The author, a regular contributor, is a former reporter for The New York Times and Detroit Free Press.
Fifty years ago, Peter Werbe dropped by the office of Russ Gibb, the promoter who ran the Grande Ballroom.
A young woman interrupted by bursting through the door and shouting her objections to the psychedelic lighting and its negative effect on the musicians on stage.
“Who is that motherfucker with those lights?” yelled Janis Joplin. “I’m going to fucking kill that motherfucker.”
In that Joplin was the star of the show, Gibb reacted quickly.

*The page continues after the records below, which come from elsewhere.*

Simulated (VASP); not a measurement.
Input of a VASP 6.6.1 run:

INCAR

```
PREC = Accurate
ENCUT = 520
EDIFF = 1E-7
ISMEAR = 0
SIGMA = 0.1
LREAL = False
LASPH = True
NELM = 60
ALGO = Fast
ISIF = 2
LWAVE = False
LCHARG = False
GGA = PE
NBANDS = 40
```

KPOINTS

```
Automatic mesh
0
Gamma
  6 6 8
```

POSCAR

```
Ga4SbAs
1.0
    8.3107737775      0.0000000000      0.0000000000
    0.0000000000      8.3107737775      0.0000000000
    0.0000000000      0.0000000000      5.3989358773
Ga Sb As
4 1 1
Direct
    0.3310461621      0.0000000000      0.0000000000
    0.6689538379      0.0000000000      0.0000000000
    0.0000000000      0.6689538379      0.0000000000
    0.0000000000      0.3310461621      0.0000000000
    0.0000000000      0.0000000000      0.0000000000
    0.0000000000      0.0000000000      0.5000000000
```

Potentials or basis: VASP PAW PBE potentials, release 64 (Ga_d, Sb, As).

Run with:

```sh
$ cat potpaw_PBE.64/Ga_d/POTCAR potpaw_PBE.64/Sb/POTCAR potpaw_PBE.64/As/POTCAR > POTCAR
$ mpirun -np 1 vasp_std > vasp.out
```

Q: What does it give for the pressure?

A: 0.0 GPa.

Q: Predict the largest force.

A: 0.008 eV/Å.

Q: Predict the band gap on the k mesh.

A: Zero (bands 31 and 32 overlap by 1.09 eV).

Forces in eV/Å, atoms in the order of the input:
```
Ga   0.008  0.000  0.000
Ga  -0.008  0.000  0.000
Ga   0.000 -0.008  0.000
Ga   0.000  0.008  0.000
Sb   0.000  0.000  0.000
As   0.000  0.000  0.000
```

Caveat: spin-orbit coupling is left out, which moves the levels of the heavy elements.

“We’ll turn them off,” he said.
Werbe then worked as an editor at the Fifth Estate, Detroit’s weekly underground newspaper which covered – among other things – rock music and politics. He reacted Tuesday to news that the National Register of Historic Places now includes the joyously haunted, abandoned pile of bricks at Grand River near Joy Road on Detroit’s west side.
“It was a den of iniquity,” Werbe said, not disapprovingly. “There was music. There was marijuana. There were a lot of sexual liaisons.”
Werbe recalled the hedonistic and revolutionary rhetoric of John Sinclair, then the manager of the MC5, which blasted such messages through Marshall amplifiers. In those years, “the Five” was the Grande’s house band.
“Rock-and-roll, dope and fucking in the streets,” Werbe said of the band’s ethos, as voiced by Sinclair. “Total assault on the culture.”
Built 90 years ago
Somehow, the culture survived, as did the Grande (pronounced “GRAN-dee”). It was built in 1928, when Detroit was flush. Back then, the mobsters of the Purple Gang patronized the place and locals danced to orchestras.
It is now boarded up and vacant but with a recent sign of life. A mural painted on it this autumn shows, among other things, MC5 guitarist Wayne Kramer firing his guitar like a machine gun with five-point stars – the kind on the American flag -- bursting from it like bullets.
The Grande’s rock era began in 1966 and ended in 1972. It’s been mostly unused since then. In its prime, the Grande served as a laboratory for bands who went on to bigger halls and bigger money. Among them were the Who, Cream, the Grateful Dead, the Mothers of Invention, the Yardbirds, Iron Butterfly, Canned Heat and The Byrds.
And Iggy and the Stooges. The lead singer, who then went by Iggy Stooge and is now known as Iggy Pop, sometimes held a vacuum cleaner hose to the microphone and let it hum. Or he would take off his shirt and rub raw hamburger on his chest and down the front of his jeans.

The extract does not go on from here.